Changing these rules hits particularly close to home for low-income and communities of color, but it directly affects everyone. Every major project on federal public lands that has significant impacts on the environment will now be filtered through the new NEPA regulations. That includes oilfields, strip mines, livestock herds, renewable energy, transmission lines, pipelines, wildlife killing, and land-use plans covering a million acres or more. Every American has a stake in these lands, and the new shortcuts in the environmental review process gore every American’s ox.

For example, future environmental reviews won’t have to consider impacts of climate change, despite it being one of the most pressing crises facing the Earth and its inhabitants. Under the new rules, “[e]ffects should generally not be considered significant if they are remote in time, geographically remote, or the product of a lengthy causal chain.” Thus a 40,000-well oil and gas project that will contribute to a major rise in global temperature within 20 years? Not significant, remote in time!  A massive federal coal project on the High Plains that adds to greenhouse gas pollution causing the polar ice caps to melt and polar bears to go extinct? Not significant, geographically remote! Even if the cumulative effect of a series of projects promoting an “energy dominance” agenda were to cause sufficient warming to result in rising sea levels and changes in rainfall patterns, leading to protracted droughts and temperatures unsuitable for crops in the world’s breadbaskets, and ultimately causing the extinction of humanity, it’s not a significant impact under the regulations! Our extinction is the product of a lengthy causal chain.

Under NEPA, a cumulative impact analysis typically gets its own separate chapter in today’s Environmental Impact Statements (EISs), a chapter that will cease to exist under the new regulations. A cumulative impact analysis is what forces agencies to consider the effects of oil and gas projects that include pipelines that run across sacred lands and through wildlife migration corridors in places that are already affected by fragmentation. It’s common sense – environmental impacts don’t exist in a vacuum, but instead are additive impacts to both nature and people, and they build upon every other problem we’ve caused in the past. At any time, one new project could be the proverbial straw that breaks the camel’s back. NEPA forces the agencies to consider this part of the equation.  But under the new rules, “Cumulative impact … is repealed.”
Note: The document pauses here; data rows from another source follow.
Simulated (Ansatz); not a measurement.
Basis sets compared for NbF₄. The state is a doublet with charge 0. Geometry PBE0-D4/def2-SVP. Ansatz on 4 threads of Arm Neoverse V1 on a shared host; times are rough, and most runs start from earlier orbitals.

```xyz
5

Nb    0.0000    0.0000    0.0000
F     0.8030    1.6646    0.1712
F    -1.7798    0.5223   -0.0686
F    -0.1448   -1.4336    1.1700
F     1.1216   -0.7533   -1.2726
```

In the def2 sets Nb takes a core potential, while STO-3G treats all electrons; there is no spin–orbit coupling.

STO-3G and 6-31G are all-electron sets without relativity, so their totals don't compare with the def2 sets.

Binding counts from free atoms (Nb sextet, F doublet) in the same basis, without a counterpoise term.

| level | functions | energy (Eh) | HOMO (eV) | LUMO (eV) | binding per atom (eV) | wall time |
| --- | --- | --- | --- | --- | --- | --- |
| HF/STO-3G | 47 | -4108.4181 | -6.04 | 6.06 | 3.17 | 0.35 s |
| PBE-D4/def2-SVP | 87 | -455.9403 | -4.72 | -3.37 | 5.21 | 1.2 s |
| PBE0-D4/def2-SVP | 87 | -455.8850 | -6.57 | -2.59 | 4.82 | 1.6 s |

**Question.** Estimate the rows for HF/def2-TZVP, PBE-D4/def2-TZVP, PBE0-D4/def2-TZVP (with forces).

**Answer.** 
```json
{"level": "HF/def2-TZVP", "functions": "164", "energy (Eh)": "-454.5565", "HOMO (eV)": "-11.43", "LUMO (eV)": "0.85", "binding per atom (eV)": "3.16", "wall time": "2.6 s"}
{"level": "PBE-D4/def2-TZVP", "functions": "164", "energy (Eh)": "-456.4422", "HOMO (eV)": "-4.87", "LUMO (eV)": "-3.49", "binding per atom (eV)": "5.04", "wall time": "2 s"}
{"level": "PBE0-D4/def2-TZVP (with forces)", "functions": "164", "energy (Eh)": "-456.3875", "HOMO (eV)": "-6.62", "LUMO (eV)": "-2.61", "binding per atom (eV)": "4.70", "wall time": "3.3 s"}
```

There is a “scoping” stage at the outset of every federal project or plan. This is where the agency first notifies the public, presents an outline of its plans, takes public input, and starts developing alternative courses of action. Under the new rules, agencies can skip the scoping process altogether by rolling it into the environmental assessment. The problem is, by the time an environmental assessment is done, the agency most likely has already settled on its proposed action. And since project proponents (read: those who profit from exploiting public resources) get inside access to the NEPA process from its outset, and can even write their own EIS, they will have exclusive influence over designing the alternatives. Does anyone see a conflict of interest here? Corporations and businesses (and their allies in local government) already have far too much influence in dictating project design, and under these new rules they will have an even more privileged seat at the table, designing projects without any public input.

And speaking of special privilege, the new regulations redefine the purpose and need of a project to reflect the applicant’s preferences, recasting the definition of “reasonable alternatives” to focus on the goals of the applicant rather than the public interest in environmental protection and sound land management. Science-based alternatives then be considered legally out-of-bounds as “unreasonable.” When only alternatives compatible with the applicant-defined “purpose and need” are deemed “reasonable,” then applicants will always get their way, steamrolling public concerns. And the environment loses every time.

Additionally, the Trump administration’s new NEPA rules allow agencies to require “bonding,” creating a pay-to-play environment in which only well-moneyed interests can object to federal projects. With nonprofit environmental groups chronically constrained by tight funding, there would be fewer public interest appeals, and fewer lawsuits to challenge agencies’ illegal actions. Underprivileged communities and individuals would effectively be excluded from the part of process where bad plans can be stopped. It’s a gatekeeping system in which the big corporations and industry lobbying groups can afford the new bonding fees but the public gets cut out of the process.

This is just a sampling of the Trump administration’s plans to corrupt the management of public lands, warping and distorting the process so that profits rule the day and the public can do little to stave off environmental catastrophe. To be fair, even the old NEPA regulations weren’t sufficiently watertight to prevent some environmental disasters, but the new rules take the potential for ecological collapse to a whole new level, portending future wastelands.

Western Watersheds Project and 19 other environmental justice, conservation, and outdoor groups – led by the attorneys of Earthjustice and Western Environmental Law Center – are fighting back in court, because a sound NEPA process is the least the public deserves. If major projects involve federal funding or federal public lands, then the public interest – not private profits – should come first. But this administration seems hellbent on cutting the public out of the process entirely with its regulatory rollback of environmental requirements.